A major announcement concerning the duck boat tragedy is being made today. KOLR-TV reports several lawyers in Kansas City who are representing some of the victims of the recent tragedy that took 17 lives are holding a news conference.
One of the attorneys is Robert Mongeluzzi, a prominent Philadelphia attorney who has represented victims of Duck Boat accidents in the past. According to his law firm, Saltz, Mongeluzzi, Barrett & Bendesky, at least 43 people have died in Duck Boat accidents in the United States since 1999.
An attorney with the firm, Andrew Duffy, secured a $17 million settlement for the families of two Hungarian tourists killed in a Duck Boat incident on the Delaware River in Philadelphia in 2012. The families of the Dora Schwendter and Szabolcs Prem split $15 million, and nearly 20 other victims who involved in the accident split $2 million.
Duffy says the Duck Boat industry has irresponsibly portrayed their excursions as fun and entertaining experiences while ignoring safety concerns. “These are not all fun and games,” said Duffy. They are very serious vessels with a horrific safety record and the should be banned.”
The recent Missouri tragedy occurred July 19th when a Ride the Ducks boat sank in Table Rock Lake near Branson during hurricane force winds that caused four-foot swells in the water. Design flaws and canopy roofs that trap passenger in the rapidly sinking boats that are constructed of heavy steel are blamed for causing the fatalities.
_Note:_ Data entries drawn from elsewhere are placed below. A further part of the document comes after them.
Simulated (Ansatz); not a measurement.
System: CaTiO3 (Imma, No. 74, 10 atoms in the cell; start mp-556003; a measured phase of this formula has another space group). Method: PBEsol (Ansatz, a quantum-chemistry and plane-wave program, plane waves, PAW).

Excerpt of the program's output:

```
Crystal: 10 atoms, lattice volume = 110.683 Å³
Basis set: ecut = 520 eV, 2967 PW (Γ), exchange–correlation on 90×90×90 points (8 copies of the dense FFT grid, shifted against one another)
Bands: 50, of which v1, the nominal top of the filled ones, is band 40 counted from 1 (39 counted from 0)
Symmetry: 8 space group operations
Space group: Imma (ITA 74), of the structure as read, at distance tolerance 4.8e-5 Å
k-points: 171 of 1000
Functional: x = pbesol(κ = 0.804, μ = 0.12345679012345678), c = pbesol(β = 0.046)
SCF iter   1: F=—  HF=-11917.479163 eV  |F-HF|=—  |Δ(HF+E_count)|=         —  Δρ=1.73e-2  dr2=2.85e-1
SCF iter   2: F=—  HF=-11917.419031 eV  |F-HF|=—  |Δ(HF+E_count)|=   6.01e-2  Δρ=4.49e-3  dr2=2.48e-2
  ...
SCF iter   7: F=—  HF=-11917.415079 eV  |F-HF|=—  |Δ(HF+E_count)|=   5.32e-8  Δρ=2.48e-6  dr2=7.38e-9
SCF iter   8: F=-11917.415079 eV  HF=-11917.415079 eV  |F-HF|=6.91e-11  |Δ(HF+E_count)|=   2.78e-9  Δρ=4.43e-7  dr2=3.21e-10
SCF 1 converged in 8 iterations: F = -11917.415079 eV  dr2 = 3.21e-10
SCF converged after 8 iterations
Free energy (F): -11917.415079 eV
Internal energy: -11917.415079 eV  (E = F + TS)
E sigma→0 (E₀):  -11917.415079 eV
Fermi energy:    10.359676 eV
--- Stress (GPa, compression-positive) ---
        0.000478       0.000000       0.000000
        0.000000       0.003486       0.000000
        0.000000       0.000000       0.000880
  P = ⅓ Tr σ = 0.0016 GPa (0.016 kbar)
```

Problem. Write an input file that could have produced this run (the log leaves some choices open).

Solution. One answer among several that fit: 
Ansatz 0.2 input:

The National Transportation Safety Board (NTSB) released a report in 2002 on the Miss Majestic duck boat that sank on Lake Hamilton near Hot Springs, Arkansas in 1999, killing 13 out of 21 passengers. It reached a similar but wider conclusion, blaming the death toll on the vehicle’s lack of adequate buoyancy that would have allowed it to remain afloat in a flooded condition, as well as a shortage of adequate oversight by the Coast Guard, and a canopy roof that tends to entrap passengers.
Duffy says operators haven’t been forced to address safety concerns because of regulatory failures over the modified World War II landing vehicles. “One of the problems with Duck Boats is they are neither fully truck nor fully boat,” Duffy said. ‘So, because of that, they slip into the gray area of regulations.”
The Coast Guard has compiled 12 “Incident Investigation Reports” involving “passenger” “inspected” stretch ducks since 2013. All of them have involved an equipment or propulsion failure or a loss of steering. 10 of them involved stretch ducks operated by Ride the Ducks International or Ripley Entertainment on Table Rock Lake. Ripley Entertainment purchased the Table Rock operation late last year.
Ripley Entertainment has declined to comment on the incident involving its Duck Boat in Table Rock Lake to Missourinet. A spokesperson said the company’s website is “all we can offer at this point.” Ripley is offering to assist impacted families with expenses.
KOLR reports Gregory Aleshire, a Springfield attorney, is listed as a member of the legal team gathering for the news conference. Aleshire is a partner in the Alshire, Robb, and Rapp law firm. Their website refers to them as “personal injury attorneys”. The conference starts at 10:30 this morning.